DRBD Primary/Primary using GFS
DRBD Primary/Primary using GFS
My goal by using DRBD as Primary/Primary with GFS is to load balance a http service, my servers looks like the following:
i use the GFS partition as document-root for my webserver (Apache).
maybe it’s better to use SAN as storage but it’s so expensive, another solutions maybe iSCSI or GNBD but also it’s need more servers which needs extra money
maybe in the future i will implement it using SAN, iSCSI or GNBD but for now it’s good with DRBD and GFS as two nodes with load balancer and it’s fast enough.

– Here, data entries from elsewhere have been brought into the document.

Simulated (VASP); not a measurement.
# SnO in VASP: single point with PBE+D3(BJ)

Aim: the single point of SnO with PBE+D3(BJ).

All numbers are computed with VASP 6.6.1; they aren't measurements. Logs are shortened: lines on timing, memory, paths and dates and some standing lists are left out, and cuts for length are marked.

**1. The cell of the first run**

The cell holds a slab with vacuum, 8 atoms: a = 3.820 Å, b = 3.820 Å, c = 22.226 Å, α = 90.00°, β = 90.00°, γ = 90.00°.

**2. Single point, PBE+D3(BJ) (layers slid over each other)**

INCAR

for testing and preparing this quick howto i used Xen to create 2 virtual machine and centos 5 as OS. the partition that i want to use as GFS is named xvdb1, make sure that your partition don’t contain any data you want (it will be destroyed)
to destroy the partition i used this command in the two nodes:
dd if=/dev/zero of=/dev/xvdb1
change /dev/xvdb1 to your partition (make sure it doesn’t contain any needed data).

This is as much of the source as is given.